Make a new will – save a tax bill: How to avoid an inheritance tax (IHT) charge

14 June 2024 / Insight posted in Article

Inheritance tax (IHT) is charged on a person’s assets on their death. As the total value of estates above £325,000 is taxable at a rate of 40%, many consider taking advantage of the various reliefs available to reduce the tax bill and consequently increase their beneficiaries’ inheritance. One of the most valuable reliefs for business owners is business relief (BR), formerly known as business property relief. If the conditions are met, careful consideration should be given as to how to maximise its value. Assets that pass to a spouse on death do so free of IHT. Assets passing to other beneficiaries, such as children or a business partner, are chargeable to IHT.

This means, to avoid a charge to IHT on the first death, married couples and civil partners frequently have wills leaving everything to each other. Typically, their children then receive their assets when the surviving spouse dies. However, by leaving all the assets that qualify for BR to a spouse or civil partner, an opportunity to take advantage of the relief is wasted, as the spousal exemption will already exempt these assets from IHT.

Although BR has been part of the IHT framework for decades, its existence and the rules governing it are not immutable. In the period between the first to die and the death of the surviving spouse or civil partner, IHT can be subject to changing political and taxation priorities. It might be advisable to take advantage of BR while it is available. This can be achieved by drafting a will that passes business assets to someone other than a spouse or civil partner.

This crystalises the availability of BR on the first death rather than risk BR not being available on the second death. Testators may not be certain whether their spouse or civil partner will require the business assets, or whether it is suitable for their children to inherit the business. In these circumstances, they can include a discretionary trust in their will into which BR assets are placed. As no beneficiary has an automatic right to the assets, the testator can include a wide range of potential beneficiaries of the business assets.
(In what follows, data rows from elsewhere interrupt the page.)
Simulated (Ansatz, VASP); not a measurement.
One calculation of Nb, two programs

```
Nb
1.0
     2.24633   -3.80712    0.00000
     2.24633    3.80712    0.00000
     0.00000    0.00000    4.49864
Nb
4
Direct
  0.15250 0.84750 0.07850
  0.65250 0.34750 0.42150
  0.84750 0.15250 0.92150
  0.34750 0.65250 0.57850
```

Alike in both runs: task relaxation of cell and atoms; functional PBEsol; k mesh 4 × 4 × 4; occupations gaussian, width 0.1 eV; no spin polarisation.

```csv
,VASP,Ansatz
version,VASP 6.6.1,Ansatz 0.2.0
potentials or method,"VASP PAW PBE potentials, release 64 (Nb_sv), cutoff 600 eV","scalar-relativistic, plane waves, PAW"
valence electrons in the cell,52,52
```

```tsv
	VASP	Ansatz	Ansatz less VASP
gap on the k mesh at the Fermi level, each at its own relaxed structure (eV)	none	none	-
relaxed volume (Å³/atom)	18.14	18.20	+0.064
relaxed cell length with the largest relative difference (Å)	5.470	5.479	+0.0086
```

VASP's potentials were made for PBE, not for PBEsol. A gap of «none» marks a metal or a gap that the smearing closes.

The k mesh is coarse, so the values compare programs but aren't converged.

If, on the testator’s death, HMRC agrees that BR applies to the deceased’s business assets, no IHT will be chargeable on these assets. Also, while BR continues to apply to the assets, there will be no ongoing IHT charges to which discretionary trusts are normally subject. This means the trustees can choose to transfer the business to the testator’s children free of IHT. If BR does not apply to the business, the trustees can transfer the business assets to the surviving spouse or civil partner within two years of death. Doing so will mean the spousal exemption will apply, so there will be no IHT to pay until the death of the surviving spouse or civil partner.